Equivariance of JPEG steganography to geometric transforms

Image steganography is the task of hiding information in innocently looking images. The task of detecting whether an image contains hidden information is called steganalysis.

Today, detecting state-of-the-art image steganography is usually approached by training a learning-based binary classifier to distinguish between cover and stego images. We recently found that learning-based steganography detectors are sensitive to unseen image orientations. This may not be obvious, because a change in orientation does not change any pixels. This observation demonstrates that horizontal pixel sequences have different statistical properties than vertical pixel sequences. We call this phenomenon directionality.
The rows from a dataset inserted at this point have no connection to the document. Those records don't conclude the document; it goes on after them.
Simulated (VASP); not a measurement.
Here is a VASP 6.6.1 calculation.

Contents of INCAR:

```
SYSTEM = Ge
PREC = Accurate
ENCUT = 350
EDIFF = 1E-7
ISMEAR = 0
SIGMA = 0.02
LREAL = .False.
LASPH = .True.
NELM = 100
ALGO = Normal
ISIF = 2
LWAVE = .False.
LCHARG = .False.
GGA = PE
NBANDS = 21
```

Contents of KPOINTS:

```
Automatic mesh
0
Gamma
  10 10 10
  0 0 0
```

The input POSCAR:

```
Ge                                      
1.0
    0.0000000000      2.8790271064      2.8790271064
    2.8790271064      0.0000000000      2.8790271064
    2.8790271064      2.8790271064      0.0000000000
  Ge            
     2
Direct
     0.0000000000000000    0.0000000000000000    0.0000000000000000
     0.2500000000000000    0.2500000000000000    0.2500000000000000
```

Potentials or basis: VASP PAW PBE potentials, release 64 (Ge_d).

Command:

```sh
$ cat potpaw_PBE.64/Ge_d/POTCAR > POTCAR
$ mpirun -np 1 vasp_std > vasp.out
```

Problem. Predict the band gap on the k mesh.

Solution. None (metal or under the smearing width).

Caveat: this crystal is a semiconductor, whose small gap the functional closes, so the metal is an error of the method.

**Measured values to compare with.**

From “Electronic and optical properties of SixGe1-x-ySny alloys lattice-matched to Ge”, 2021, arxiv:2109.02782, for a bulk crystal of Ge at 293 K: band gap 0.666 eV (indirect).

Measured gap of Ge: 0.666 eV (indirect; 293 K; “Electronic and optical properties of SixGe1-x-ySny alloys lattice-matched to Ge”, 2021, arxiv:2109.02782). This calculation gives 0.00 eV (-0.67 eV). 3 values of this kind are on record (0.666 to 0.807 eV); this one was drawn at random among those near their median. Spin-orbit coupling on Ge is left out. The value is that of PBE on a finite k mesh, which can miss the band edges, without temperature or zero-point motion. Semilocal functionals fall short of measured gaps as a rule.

Directionality in images has multiple cases. It can be inherent to the image content or introduced at several states of the image acquisition. An in-depth study of several causes can be found in this paper. In our follow-up study, we investigated the effect of two causes of directionality on JPEG steganography and steganalysis. These are the scene content and the JPEG quantization table. Due to space constraints, however, this study skipped over another potential cause of directionality in JPEG steganography, namely JPEG steganography methods themselves. This blog post fills this gap by analyzing the equivariance of modern JPEG steganography methods to flipping and rotation.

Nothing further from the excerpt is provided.